Guided, formal practices for this year’s C-CAP competitions continue through this week (see schedules, below, and click on “Older Posts” for additional information).
Chef Tim Stutz of Dawn Foods joined C-CAP Arizona executive director Jill Smith at a practice session at Mesquite High School in Chandler.
Skyline High seniors Ericka Hoth and Colby Cable, gluttons for punishment and practice, attended, along with Max Hodge, senior, and Chrystae Rohman, junior, of Basha High School, Kristen Voegtly-Mutch and Trevor Spoerle, both seniors and Andrew Swanson, a junior, all of Perry High School, Caleb Gallman, a junior from Gilbert High School, and Josh Hermann a senior from Mesquite.
“It’s trial, error – and practice,” says Chef Stutz, who also reminded participants to remember to taste their food as they prepared and before they presented their plates.
“You need to taste everything, and identify how you can make it better.”

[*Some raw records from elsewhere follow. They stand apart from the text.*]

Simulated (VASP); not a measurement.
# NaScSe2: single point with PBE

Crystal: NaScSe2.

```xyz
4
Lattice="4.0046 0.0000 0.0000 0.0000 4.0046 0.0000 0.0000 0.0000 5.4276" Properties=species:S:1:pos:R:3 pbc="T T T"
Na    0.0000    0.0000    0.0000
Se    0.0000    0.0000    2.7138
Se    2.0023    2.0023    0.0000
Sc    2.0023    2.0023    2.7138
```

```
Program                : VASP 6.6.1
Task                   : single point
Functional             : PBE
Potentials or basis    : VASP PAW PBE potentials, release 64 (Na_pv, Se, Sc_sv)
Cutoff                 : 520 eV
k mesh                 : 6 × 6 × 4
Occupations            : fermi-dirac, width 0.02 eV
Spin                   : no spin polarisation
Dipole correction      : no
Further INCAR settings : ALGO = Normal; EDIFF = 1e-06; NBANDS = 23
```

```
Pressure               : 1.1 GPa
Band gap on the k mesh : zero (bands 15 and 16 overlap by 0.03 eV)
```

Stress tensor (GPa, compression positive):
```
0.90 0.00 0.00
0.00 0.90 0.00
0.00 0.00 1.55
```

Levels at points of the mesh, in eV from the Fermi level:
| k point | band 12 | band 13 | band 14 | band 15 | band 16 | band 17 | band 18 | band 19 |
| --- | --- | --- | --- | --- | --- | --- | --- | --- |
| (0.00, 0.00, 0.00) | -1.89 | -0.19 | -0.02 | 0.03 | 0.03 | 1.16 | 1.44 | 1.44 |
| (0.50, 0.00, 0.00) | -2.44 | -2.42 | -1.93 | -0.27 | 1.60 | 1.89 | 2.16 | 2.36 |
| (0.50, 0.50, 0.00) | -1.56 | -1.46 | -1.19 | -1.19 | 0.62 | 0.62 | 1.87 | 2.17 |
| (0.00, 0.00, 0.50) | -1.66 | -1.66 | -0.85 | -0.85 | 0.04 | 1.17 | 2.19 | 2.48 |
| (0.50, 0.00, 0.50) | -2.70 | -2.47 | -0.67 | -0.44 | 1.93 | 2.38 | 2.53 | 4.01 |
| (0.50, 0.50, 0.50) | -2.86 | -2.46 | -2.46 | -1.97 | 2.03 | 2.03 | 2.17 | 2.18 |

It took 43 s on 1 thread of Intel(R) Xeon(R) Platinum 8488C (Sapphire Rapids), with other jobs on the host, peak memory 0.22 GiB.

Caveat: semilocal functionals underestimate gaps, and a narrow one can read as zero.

Jill took time to review omelet technique with each student, noting that the classic French technique demanded by the competition is an exacting recipe in which timing is critical.
Explaining that the omelet needs to look and taste exactly right, she adds, “Often, during a job interview, a chef will ask an applicant to make an omelet. It’s a quick way to determine skill and competence levels. It even illustrates an ability to make a good-tasting dish from simple ingredients.”